Now let us perform the same calculation in the local metric. Locally, from Eq.9, we have ${{r_{s}d\phi}\over{d\tau}}={{r_{s}d\phi}\over{dt^{\prime}}}=v_{s}$. This implies that $\tau_{f}=x^{\prime}_{s}/v_{s}$ where $x^{\prime}_{s}$ is the locally measured distance around the circuit. Given that the circumference of the circuit is $x_{s}=2\pi r_{s}$ in the lab frame and taking account of the Lorentz contraction between the lab frame and the local frame, $x_{s}=\sqrt{1-\omega^{2}r_{s}^{2}}x^{\prime}_{s}$, we obtain the same expression for the proper time as given in Eq.14, as expected.

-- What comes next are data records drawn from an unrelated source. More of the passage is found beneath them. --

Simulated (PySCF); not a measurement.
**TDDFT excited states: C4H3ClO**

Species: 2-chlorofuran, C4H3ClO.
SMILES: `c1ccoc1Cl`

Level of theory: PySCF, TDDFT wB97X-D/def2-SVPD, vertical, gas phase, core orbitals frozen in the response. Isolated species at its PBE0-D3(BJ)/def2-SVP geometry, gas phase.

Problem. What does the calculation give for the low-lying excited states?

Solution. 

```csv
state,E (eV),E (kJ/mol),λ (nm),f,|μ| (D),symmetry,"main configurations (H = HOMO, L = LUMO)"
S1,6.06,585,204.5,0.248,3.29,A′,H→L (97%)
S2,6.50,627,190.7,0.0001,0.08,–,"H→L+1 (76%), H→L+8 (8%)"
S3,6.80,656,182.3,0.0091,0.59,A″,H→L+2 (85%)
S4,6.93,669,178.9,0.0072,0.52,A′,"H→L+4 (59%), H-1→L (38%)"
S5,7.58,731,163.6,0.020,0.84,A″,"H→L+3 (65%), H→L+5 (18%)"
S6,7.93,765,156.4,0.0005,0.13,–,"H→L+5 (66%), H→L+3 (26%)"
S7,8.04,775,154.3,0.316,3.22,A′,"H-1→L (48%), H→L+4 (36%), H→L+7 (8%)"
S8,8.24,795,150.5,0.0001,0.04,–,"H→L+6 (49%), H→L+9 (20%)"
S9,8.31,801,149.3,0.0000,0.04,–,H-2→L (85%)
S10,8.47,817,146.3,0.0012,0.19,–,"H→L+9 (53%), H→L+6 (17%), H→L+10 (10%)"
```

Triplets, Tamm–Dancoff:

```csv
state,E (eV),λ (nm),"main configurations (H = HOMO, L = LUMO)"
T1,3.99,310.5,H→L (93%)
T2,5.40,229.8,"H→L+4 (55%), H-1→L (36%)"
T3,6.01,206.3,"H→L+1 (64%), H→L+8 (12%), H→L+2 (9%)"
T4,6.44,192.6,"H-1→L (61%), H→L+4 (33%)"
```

In order to calculate the time, $t_{f}^{\prime}$, told locally by a clock at the origin, we need to account for the fact that due to the Lorentz boosts leading to the local metric there is a lack of simultaneity between the clock at $\phi=0$ and the same clock as described at $\phi=2\pi$. This lack of simultaneity, $\Delta t^{\prime}$ is described by the usual simultaneity relationship, $\Delta t^{\prime}=x_{s}v_{b}/\sqrt{1-v_{b}^{2}}$, where $v_{b}=\omega r_{s}$ is the boost and $x_{s}=2\pi r_{s}$ is the separation in the unboosted frame. Given that $dt^{\prime}/d\tau=1$ we conclude that the local time will be the proper time plus the lack of simultaneity correction, hence

$$t_{f}^{\prime}=\tau+{{2\pi r_{s}\omega r_{s}}\over{\sqrt{1-\omega^{2}r_{s}^{2}}}}={{2\pi r_{s}(1+v_{s}\omega r_{s})}\over{v_{s}\sqrt{1-\omega^{2}r_{s}^{2}}}}.$$

(16)

Accounting for the Lorentz contraction between the global and local frame we see that $t_{f}^{\prime}=t_{f}\sqrt{1-\omega^{2}r_{s}^{2}}$ as expected.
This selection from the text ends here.